New Israel Fund: Grantees who call Israel colonial, apartheid don’t violate red lines

A left-wing funding powerhouse won’t back away from funneling money to groups that accuse Israel of colonialism and apartheid.

By Shiri Moshe, The Algemeiner

The New Israel Fund won’t back away from funding groups that accuse Israel of colonialism and apartheid, a senior official with the progressive charity told The Algemeiner last week.

The clarification comes after Hassan Jabareen — the head of the Israeli legal center Adalah, an NIF grantee focused on Palestinian rights — levied these charges in a July interview with the publication Arab48.

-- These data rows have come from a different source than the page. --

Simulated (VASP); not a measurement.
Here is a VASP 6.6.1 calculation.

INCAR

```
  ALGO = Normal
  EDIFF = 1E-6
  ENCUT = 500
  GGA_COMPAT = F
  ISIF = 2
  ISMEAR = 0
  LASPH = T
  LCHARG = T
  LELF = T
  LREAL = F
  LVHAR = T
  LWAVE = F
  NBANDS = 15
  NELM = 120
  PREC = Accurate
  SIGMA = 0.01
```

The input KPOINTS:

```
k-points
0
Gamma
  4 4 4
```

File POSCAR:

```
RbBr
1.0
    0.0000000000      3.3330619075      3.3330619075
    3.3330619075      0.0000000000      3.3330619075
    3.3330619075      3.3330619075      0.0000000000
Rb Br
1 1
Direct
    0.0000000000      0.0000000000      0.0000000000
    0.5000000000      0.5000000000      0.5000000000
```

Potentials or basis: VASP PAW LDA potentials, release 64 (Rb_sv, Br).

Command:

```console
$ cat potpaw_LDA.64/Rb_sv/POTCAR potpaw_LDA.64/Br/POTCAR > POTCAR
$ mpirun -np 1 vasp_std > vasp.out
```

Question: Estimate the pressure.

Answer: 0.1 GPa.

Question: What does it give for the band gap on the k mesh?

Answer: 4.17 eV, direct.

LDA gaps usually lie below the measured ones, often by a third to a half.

Jabareen said the recently-passed basic law enshrining Israel as the nation-state of the Jewish people presented “a new opportunity for us to define the Israeli regime according to its laws, and not only based on its practices both internally or inside the territories occupied in 1967.”

“This law clearly explains why the Israeli regime is a colonial system similar to apartheid, in contradiction to the international Apartheid Convention, which considers apartheid a crime against humanity,” he argued.

Jabareen then suggested that “the legal discourse within the Green Line and in the 1967 Occupied Territories has to change” to reflect this situation.

Mickey Gitzin — the Israel-based executive director of NIF, which has described the nation-state law as inconsistent with Israel’s Declaration of Independence — said in response to a query from The Algemeiner that Jabareen’s comments did not cross the charity’s red lines against the Palestinian-led campaign to boycott, divest, and sanction (BDS) Israel.

“In a moment of frustration for a minority group after the nation-state bill, saying such a thing, I think it’s a legitimate statement within the concept of freedom of speech,” Gitzin said. “I don’t see Israel as an apartheid state, I don’t think most Israelis see Israel as an apartheid state, and I wouldn’t say it — but I really feel that it completely falls under the freedom of speech.”

Shortly after assuming his post in July 2017, Gitzin told The Jerusalem Post that NIF did not use the term “apartheid,” and “none of the organizations NIF supports has a policy of treating Israel as an apartheid state.”

“I am Zionist, but it doesn’t mean everyone I support has to be Zionist,” he added. “Part of the greatness of Zionism is respecting a variety of points of view.”

The US-based charity has previously come under criticism for its funding of Adalah, including by the Jerusalem-based watchdog NGO Monitor, which in an August reportwarned that the center “regularly presents Israel as a racist and undemocratic state and partners with anti-Israel BDS groups.”

“This is not the first time that we find a gap between what the New Israel Fund says it is funding, and what its grantees actually say and do,” Itai Reuveni, Israel desk director at NGO Monitor, told The Algemeiner. “A number of NIF grantees have become increasingly radical in their rhetoric, including calls for ‘international intervention,’ and the NIF has to ask whether its red lines have real meaning.”

Israeli Prime Minister Benjamin Netanyahu in April accused the NIF of pressuring Rwanda to refuse to resettle African migrants currently in Israel, and called for a parliamentary inquiry into the “foreign organization,” which he claimed received funding “from foreign governments and bodies that are hostile to Israel.”

“The primary aim of the NIF is to erase the Jewish nature of Israel and to turn it into a state of all its citizens next to a Palestinian state without any Jews on the 1967 border with its capital as Jerusalem,” he asserted on social media.

NIF has rebuffed the charges, saying Netanyahu’s “latest attack on NIF … confirms that Israel’s democratic institutions, from civil society to the judiciary to the free media to the national police, are at risk from an increasingly authoritarian-minded political leadership.”